The Ghost Bride by Yangsze Choo

“It seemed to me that in this confluence of cultures, we had acquired one another’s superstitions without necessarily any of their comforts.”

A few years back I read and was positutely grossed out by Yangsze Choo’s The Night Tiger as I found its male love interest to be both a perv & bully. Thankfully, Yangsze Choo gives less page time to its love interest(s), as the story is more focused on Li Lan having to navigate the Chinese afterlife.

“The town of Malacca was very still, dreaming under the tropical sun of its past glories, when it was the pearl of port cities along the Straits.”

The first few chapters are certainly compelling as Choo immerses her readers in colonial Malaysia and brings to life Malacca and Li Lan’s household. Despite her family’s good standing in society, her father’s fall into financial ruin and opioid addiction throw Li Lan’s future in jeopardy.

“The hours, days, and years that had bled away in his opium haze demanded a payment from my future.”

Li Lan’s father then receives a peculiar offer: a well-off and influential family, the Lim, wants Li Lan to become the ghost bride of Tian Ching, the family’s recently deceased male heir. Rarely practiced, ghost marriages seek to soothe restless spirits or to fulfill promises. Li Lan does not take this offer seriously, yet, when she is invited to the Lim mansion she finds herself growing intrigued by this powerful family, in particular Tian Ching’s cousin, Tian Bai. Li Lan’s blossoming feelings for him lead her to believe that their two families might eventually come to arrange a marriage between them, especially when she learns that the Lim patriarch is a friend of her father and that her mother was related to Madame Lim.
Things however do not go Li Lan’s way as the Lim seem intent on making her Tian Ching’s ghost bride. Worse, Tian Ching begins to haunt her and her household, invading her dreams, and insisting on their union.

A grave oversight severs Li Lan from her physical self, and she is left in a state of in-between. To return to the land of the living she has to contend with the ghost cities of the Chinese afterlife. She soon learns that the afterlife is as corrupt as the real-life world. To return to ‘life’, Li Lan has to hide the fact that she is not a ghost, face the afterlife’s Kafkaesque bureaucracy, and escape the notice of demons and Tian Ching, who is supported by his other dead relatives. She finds herself aided by a helpful spirit.

“[T]o marry the living to the dead was a rare and, indeed, dreadful occurrence.”
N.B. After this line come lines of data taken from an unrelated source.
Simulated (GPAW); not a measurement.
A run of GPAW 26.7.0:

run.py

I genuinely thought that this book would be about Li Lan becoming a ghost bride, but she never does. Her would-be ghost husband is a bratty and frankly pitiful villain. Most of the story takes place in the afterlife, which is a pity as I would have liked more of a back-and-forth between these two worlds, especially given that once Li Lan is trapped in the ghost realm, she is cut off from her Amah, whose presence provided much needed female solidarity. When it comes to the ghost cities and the afterlife the world-building felt surprisingly weak. The ghosts and spirits Li Lan encounter there should have been fascinating and mysterious but at times I forgot that she was not in the real world given how mundane it all felt. This may have been the point, to emphasize how powerful people there are exploiting others or using their wealth to keep living the life they did in the mortal realm…but it just didn’t make for an entertaining reading experience. The Lim family wasn’t that interesting either, which is a pity as the narrative plays out in a way that makes you think that they are much more villainous or powerful than they are. Li Lan’s love interests were painfully dull, one was a complete case of insta love the other seemed a rip-off of Spirited Away. The conceit here, of a mortal trapped in the spirit realm, has been done before and better. From Ghibli’s take to YA books like The Girl Who Fell Beneath the Sea (which was actually published more recently than this novel but hey ho i read that last year). I think the ghost bride premise combined with a murder mystery would have made for a much more captivating story. I could have also done without the cartoonishly mean/evil villains. It seems cheap to me to make bad characters be described as physically unattractive, or if they are beautiful then they are a cold type of beauty. I mean, it gives me Disney energy.
Li Lan’s voice was rather generic, a light take on the (supposedly) ‘spunky’ heroine type of protagonist. Her relationship with her parents is sadly sidelined in favor of focusing on petty disagreements and her profoundly vanilla love triangle.

It’s a pity that I wasn’t able to love this as I was at first drawn to Choo’s charming and humorous storytelling which brought to mind authors like Zen Cho and Diana Wynne Jones. Nevertheless, while Choo’s afterlife may not have grabbed me all that much I did find her portrayal of colonial Malaysia insightful, as she is able to provide a lot of historical and cultural anecdotes and explanations. We are also made to understand the limitations experienced by women such as Li Lan at that time, and the dynamic between a patriarch’s wives and off-springs.

If this happens to be on your tbr list I recommend you still give it a shot as YMMV.